Dubnow considered the Zionist enterprise in Palestine to be a stillborn project, “a beautiful messianic dream.” He envisioned no more than half a million Jews living in Palestine by the year 2000.
The best Jews could hope for, Dubnow argued in the first decades of the 20th century, was not a full-blown state in Palestine but cultural autonomy and political self-rule in the Diaspora driven by a “spiritual revival” centered on Yiddish and a traditional Jewish way of life. Dubnow, who was opposed to the project in Birobidzhan, died in 1941 (he was murdered by the Nazis in Latvia) and Autonomism perished with him in the ashes of the Holocaust – but not before Birobidzhan, a project hatched mostly by Stalinist bureaucrats, had come into its own.

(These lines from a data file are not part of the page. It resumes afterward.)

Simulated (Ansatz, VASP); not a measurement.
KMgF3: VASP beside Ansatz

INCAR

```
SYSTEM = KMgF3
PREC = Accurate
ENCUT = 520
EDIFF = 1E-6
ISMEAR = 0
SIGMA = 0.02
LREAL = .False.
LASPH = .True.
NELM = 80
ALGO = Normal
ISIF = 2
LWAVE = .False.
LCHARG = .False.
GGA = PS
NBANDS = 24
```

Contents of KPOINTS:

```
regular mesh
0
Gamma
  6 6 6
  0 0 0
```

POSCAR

From April 1928 onward, Russian Jews, many from the Pale of Settlement, started resettling in their brand-new Mesopotamia, an underdeveloped area flanked by two rivers, the Bira and the Bidzhan. Idealistic Jewish socialists from abroad (from as far away as the US and Argentina), too, came in droves.
At first there was nothing but a ramshackle train station called Tikhonkaya (“Little Quiet One”), “which was someone’s polite way of saying ‘godforsaken,’” Gessen writes.
The first few trainloads of Jewish arrivals – 504 families and 150 individuals – alone doubled the population of the hamlet, “which at that time boasted 237 houses, a single elementary school, and one shop.” When the rains came, residents traversed rickety planks laid in the mud. Undaunted, the pioneering colonists set about living off the hardscrabble land, which was sparsely populated by mostly nomadic Amur Cossacks and ethnic Koreans.
Their new home turned out to be less than ideal real estate. Hardly a land of milk and honey, their Stalinist Promised Land was hilly, rocky and swampy; it was also infested with a variety of bloodsucking insects.
The weather could have been better too: it was bitingly cold in winter, swelteringly hot at times in summer. The very first summer floods from torrential downpours washed away the settlers’ incipient crops while an anthrax epidemic wiped out their cattle. It didn’t help that few of them had ever worked as farmers before. Come winter, they mostly starved and huddled, shivering, around flimsy, improvised hearths. On the sunnier side, one presumes, here was a place where Jewish settlers weren’t condemned as neocolonialist interlopers by the wider world.
Just as their brethren in Palestine, the Jewish pioneers in Birobidzhan persisted – or at least those of them who did not soon flee back whence they had come. They set up collective farms with names like Valdheim (“forest home” in Yiddish) and Yiddish became the new oblast’s official language, proudly displayed on street signs, used in government offices and taught in schools. The burgeoning city of Birobidzhan soon had a Yiddish newspaper, a Yiddish theater named after Stalin’s Jewish henchman Lazar Kaganovich, and a library named after the writer Sholem Aleichem. In 1935 alone, 8,000 new Jewish settlers arrived, doubling the local Jewish population.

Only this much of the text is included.